Why Bother Baking Cookies?


Why Bother Baking Cookies?

I grew up on my grandma’s cookies. Even when we moved far away from her home in Nebraska, to South Dakota and Colorado, she sent her cookies to us through the mail. When a three pound coffee can wrapped in brown paper arrived at our house, we knew it was from Grandma. The one who discovered it first was the lucky one. They got to cut away the tape holding the plastic lid firmly to the can and be the first to inhale the sweet fragrance of Grandma’s cookies. 

Grandma wrapped them individually in waxed paper, filling the container with at least a dozen delicious, perfect morsels. Sometimes she sent her gumdrop cookies, other times my favorite, cowboy cookies. Biting into one always took me back to Grandma’s warm and sunny kitchen. I envisioned sitting at her small table, the air filled with the aroma of sweet dough baking in the oven close by and her smiling face leaning toward mine as she told a funny story about her childhood. 
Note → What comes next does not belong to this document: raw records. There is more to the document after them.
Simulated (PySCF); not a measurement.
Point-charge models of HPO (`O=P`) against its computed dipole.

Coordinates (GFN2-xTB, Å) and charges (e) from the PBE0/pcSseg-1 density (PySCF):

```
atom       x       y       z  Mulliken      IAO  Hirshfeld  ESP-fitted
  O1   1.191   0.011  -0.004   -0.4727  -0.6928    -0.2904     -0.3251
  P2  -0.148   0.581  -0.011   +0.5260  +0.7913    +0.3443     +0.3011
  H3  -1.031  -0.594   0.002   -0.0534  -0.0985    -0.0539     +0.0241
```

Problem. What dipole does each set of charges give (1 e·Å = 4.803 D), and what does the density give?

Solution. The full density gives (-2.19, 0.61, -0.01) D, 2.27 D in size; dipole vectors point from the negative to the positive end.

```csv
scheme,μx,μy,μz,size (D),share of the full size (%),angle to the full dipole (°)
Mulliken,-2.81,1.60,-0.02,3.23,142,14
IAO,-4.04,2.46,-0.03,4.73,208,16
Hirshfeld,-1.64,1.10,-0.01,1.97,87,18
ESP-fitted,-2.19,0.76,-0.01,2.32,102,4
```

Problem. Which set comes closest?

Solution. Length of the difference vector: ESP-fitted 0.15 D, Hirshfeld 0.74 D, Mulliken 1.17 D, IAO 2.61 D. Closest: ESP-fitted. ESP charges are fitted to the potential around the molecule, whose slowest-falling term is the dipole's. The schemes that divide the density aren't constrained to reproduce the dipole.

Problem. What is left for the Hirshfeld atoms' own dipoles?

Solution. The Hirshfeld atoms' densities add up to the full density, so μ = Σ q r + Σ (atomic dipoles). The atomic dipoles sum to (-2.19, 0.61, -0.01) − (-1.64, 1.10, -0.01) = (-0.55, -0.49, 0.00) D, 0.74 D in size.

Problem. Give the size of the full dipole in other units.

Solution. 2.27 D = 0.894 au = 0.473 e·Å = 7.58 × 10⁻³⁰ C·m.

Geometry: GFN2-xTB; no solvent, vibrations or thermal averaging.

Eating one of her cookies, whether from a coffee can or in the comfort of her kitchen, was more than just enjoying the flavor and texture of something delicious. Grandma’s cookies invited you to remember the heart and hands of the one who made something pleasing, just for you.

    Feeding More than Just the Belly

It wasn’t until after I was married that I tried my hand at baking cookies from one of Grandma’s recipes. Newly married, we lived an alternative lifestyle, out in the boondocks without running water or electricity. I wanted my husband to partake in the same pleasantries as I had with Grandma and her cookies. But, baking cookies meant learning how to regulate the wood cook stove. I failed more than succeeded and as a result, threw many burnt cookies away. When it comes to cookies, it is not the thought that counts, but the actual finished product. 

When we finally had modern conveniences, regulating the oven was now the least of my issues and following a recipe was minor. Finding how to mix the dough to the right consistency became the trick. Too much flour meant stiff cookies resembling hockey pucks, not enough flour, the cookies melted and stuck onto the cookie sheet as flat, crunchy saucers. Finally, about the time our eldest learned how to ride a bike without training wheels, I perfected the art of making Grandma’s cookies.

For the next several years, every Saturday or Sunday,  I baked a batch of cowboy cookies that morphed into my version of chocolate chip cookies. They were a hit. Milk and cookies around the kitchen after school or a sports practice became the common meeting ground for conversations with my sons. And after they grew up, I sent small boxes of the delicious morsels through the mail. When they came home for visits, they went straight to the refrigerator where their hand found cookies in individual baggies stored in a sack. Now my grandkids know where to find those pleasant sweets made especially for them. 

Why bother baking cookies? A home baked cookie might just invite someone to remember the heart and hands of the one who made something pleasing, just for them.